This is part one of an ongoing discussion about narcissistic mothers. The word narcissism comes from the Greek myth of Narcissus. Narcissus was a young Greek who rejected the advances of the nymph Echo. As punishment, he was doomed to fall in love with his own reflection in a pool of water. Unable to consummate his love, Narcissus spends his life languishing at the reflecting pool.

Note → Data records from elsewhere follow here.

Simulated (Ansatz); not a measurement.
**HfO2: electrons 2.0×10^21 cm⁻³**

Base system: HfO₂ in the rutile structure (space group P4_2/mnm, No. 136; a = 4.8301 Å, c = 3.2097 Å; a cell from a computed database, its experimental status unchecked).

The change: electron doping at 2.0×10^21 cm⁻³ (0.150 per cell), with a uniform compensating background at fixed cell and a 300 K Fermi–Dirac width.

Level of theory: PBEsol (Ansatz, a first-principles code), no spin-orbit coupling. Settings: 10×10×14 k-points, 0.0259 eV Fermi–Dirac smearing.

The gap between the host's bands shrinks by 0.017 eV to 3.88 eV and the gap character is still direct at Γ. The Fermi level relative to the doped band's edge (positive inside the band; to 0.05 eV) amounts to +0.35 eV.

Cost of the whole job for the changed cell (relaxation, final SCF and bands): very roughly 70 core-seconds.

Hotchkiss identified seven deadly sins of narcissism:

  1. Shamelessness: Shame is the feeling that lurks beneath all unhealthy narcissism, and the inability to process shame in healthy ways.
  2. Magical thinking: Narcissists see themselves as perfect, using distortion and illusion known as magical thinking. They also use projection to dump shame onto others.
  3. Arrogance: A narcissist who is feeling deflated may reinflate by diminishing, debasing, or degrading somebody else.
  4. Envy: A narcissist may secure a sense of superiority in the face of another person’s ability by using contempt to minimize the other person.
  5. Entitlement: Narcissists hold unreasonable expectations of particularly favorable treatment and automatic compliance because they consider themselves special. Failure to comply is considered an attack on their superiority, and the perpetrator is considered an “awkward” or “difficult” person. Defiance of their will is a narcissistic injury that can trigger narcissistic rage.
  6. Exploitation: Can take many forms but always involves the exploitation of others without regard for their feelings or interests. Often the other is in a subservient position where resistance would be difficult or even impossible. Sometimes the subservience is not so much real as assumed.
  7. Bad boundaries: Narcissists do not recognize that they have boundaries and that others are separate and are not extensions of themselves. Others either exist to meet their needs or may as well not exist at all. Those who provide narcissistic supply to the narcissist are treated as if they are part of the narcissist and are expected to live up to those expectations. In the mind of a narcissist there is no boundary between self and other.

(Source: Wikipedia)

PART ONE:

The Narcissistic Mother

Everything she does is deniable. There is always an excuse or an explanation. Cruelties are couched in loving terms. Aggressive and hostile acts are paraded as thoughtfulness. Selfish manipulations are presented as gifts. Criticism is slyly disguised as concern. She only wants what is best for you. She only wants to help you.

She rarely says right out that she thinks you’re inadequate. Instead, any time that you tell her about something you’ve done, she counters with something your sibling did that was better or she ignores you.  She hears you out without saying anything, then does something cruel to you so you understand that you should not feel good about yourself.

Many of her putdowns are by comparison. She’ll talk about how wonderful someone else is or what a wonderful job they did on something you’ve also done or how highly she thinks of them. The contrast is left up to you. She has let you know that you’re no good without saying a word. She’ll spoil your pleasure in something by congratulating you for it in an angry, envious voice that conveys how unhappy she is. It is impossible to confront someone over their tone of voice, their demeanor or they way they look at you, but once your narcissistic mother has you trained, she can promise terrible punishment without a word. As a result, you’re always afraid, always in the wrong, and can never explain exactly why.

Because her abusiveness is part of a lifelong campaign of control and because she is careful to rationalize her abuse, it is extremely difficult to explain to other people what is so bad about her. She’s also careful about when and how she engages in her abuses. She’s very secretive, a characteristic of almost all abusers and will punish you for telling anyone else what she’s done. The times and locations of her worst abuses are chosen so that no one will hear or see her bad behavior, She will seem like a completely different person in public. She’ll slam you to other people, but will embed her devaluing nuggets in protestations of concern.  Given the deniable actions of the narcissist, others will often jump to the narcissist’s defense, reinforcing your sense of isolation and helplessness.